Compute $\lim\limits_{n\to\infty}n^2\left(\left(1+\frac1{n+1}\right)^{n+1}-\left(1+\frac1n\right)^n\right)$

Question

A problem I saw recently is to compute $$\lim_{n\to\infty} n^2 \left(\left(1+\dfrac{1}{n+1}\right)^{n+1}-\left(1+\dfrac{1}{n}\right)^n\right)$$

I thought it would be fun to give this a go but it completely stumped me. I am not aware of any of the standard techniques used to compute $\infty\times (e-e)$ – type limits, bar possibly L'Hôpital's Rule. But I doubt that would be a good idea here, at best it would be ugly. I would appreciate solutions using any methods, the more elegant the better of course. Though I welcome any relevant hints as well if full solutions are discouraged.

Answer 1

Only necessary ingredient: $\log(1+x)=x-\frac12x^2+o(x^2)$ when $x\to0$; in particular, $\frac1x\log(1+x)\to1$ when $x\to0$.
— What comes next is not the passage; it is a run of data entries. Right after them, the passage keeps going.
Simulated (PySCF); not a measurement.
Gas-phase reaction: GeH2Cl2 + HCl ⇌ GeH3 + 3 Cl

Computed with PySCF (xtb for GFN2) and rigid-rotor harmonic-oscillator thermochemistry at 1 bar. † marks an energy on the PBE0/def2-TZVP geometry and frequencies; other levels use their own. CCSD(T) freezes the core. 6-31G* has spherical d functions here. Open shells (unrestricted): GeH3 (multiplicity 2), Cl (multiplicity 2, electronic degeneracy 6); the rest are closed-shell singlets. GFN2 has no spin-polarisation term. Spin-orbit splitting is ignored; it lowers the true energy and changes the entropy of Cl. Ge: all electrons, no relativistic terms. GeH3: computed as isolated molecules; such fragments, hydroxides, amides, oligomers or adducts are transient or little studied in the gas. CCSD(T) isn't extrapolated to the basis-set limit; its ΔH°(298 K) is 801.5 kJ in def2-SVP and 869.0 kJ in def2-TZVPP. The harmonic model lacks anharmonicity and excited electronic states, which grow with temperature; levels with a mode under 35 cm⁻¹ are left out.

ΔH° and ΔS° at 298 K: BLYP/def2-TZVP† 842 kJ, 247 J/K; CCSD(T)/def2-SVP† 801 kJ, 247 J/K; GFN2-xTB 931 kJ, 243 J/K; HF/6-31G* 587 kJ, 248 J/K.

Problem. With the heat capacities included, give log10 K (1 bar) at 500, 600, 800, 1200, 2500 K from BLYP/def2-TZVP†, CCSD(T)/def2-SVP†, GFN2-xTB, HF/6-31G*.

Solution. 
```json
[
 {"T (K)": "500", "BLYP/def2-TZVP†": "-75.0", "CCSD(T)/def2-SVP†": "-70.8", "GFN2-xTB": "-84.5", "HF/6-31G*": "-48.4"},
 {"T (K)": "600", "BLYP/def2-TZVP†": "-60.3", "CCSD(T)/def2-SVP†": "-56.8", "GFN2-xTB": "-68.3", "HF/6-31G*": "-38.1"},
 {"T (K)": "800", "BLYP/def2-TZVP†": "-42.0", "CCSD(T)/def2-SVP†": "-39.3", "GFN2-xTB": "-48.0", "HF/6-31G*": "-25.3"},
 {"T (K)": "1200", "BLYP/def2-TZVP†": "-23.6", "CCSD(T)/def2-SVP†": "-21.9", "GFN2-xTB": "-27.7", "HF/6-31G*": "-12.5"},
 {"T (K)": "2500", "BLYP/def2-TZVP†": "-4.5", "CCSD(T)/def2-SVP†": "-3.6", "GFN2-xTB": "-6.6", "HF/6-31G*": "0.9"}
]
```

Rewrite this as $$x_n=n^2\left(f\left(\frac1{n+1}\right)-f\left(\frac1n\right)\right)$$ where $$f(x)=\left(1+x\right)^{1/x}$$ Now, $f(x)=\exp\left(\frac1x\log\left(1+x\right)\right)$ hence $$f'(x)=g(x)\frac1{x^2(1+x)}f(x)$$ with $$g(x)=x-(1+x)\log(1+x)$$ When $x\to0$, $\log(1+x)=x-\frac12x^2+o(x^2)$ hence $$g(x)=x-(1+x)\left(x-\frac12x^2+o(x^2)\right)\sim-\frac12x^2$$ Since $f(x)\to e$ when $x\to0$, this yields $$f'(x)\sim-\frac12x^2\cdot\frac1{x^2}\cdot e=-\frac12e$$ hence $$f\left(\frac1{n+1}\right)-f\left(\frac1n\right)\sim-\frac12e\left(\frac1{n+1}-\frac1n\right)\sim\frac12e\frac1{n^2}$$ and finally $$\lim x_n=\frac12e$$